When you run a program, something has to decide which task runs next, and on which CPU core. For decades, that was the operating system. Modern applications increasingly handle scheduling themselves.
OS-Managed Scheduling
The traditional approach is straightforward — create an OS thread (or process) for each concurrent task and let the kernel scheduler figure out the rest.
MySQL spawns a thread per connection. PostgreSQL spawns a process per connection. Despite the difference in resource model (threads share memory, processes don’t), the scheduling story is the same: the OS decides when each task runs, for how long, and on which core.
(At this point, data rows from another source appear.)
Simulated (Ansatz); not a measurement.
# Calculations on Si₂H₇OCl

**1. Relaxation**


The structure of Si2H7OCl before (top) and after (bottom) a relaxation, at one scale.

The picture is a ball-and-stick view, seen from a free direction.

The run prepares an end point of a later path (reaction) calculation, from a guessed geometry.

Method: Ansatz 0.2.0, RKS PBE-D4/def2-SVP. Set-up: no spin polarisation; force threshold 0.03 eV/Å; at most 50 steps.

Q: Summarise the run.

This works, but it has costs. Each OS thread or process carries kernel data structures (stack, page tables, file descriptor table), and context-switching between them means flushing caches and saving/restoring registers — cycles spent on bookkeeping, not work. The OS scheduler is also general-purpose: it treats every thread equally because it has no idea what the application is actually doing.
Single-Thread Event Loop
Node.js went the other direction. One OS thread, one event loop, application schedules everything itself.
For I/O-bound workloads, this is elegant. No locks, no context switches between tasks, no scheduling overhead. When a task waits on I/O, it yields, and the event loop picks up the next one. The application has full control over ordering and priority.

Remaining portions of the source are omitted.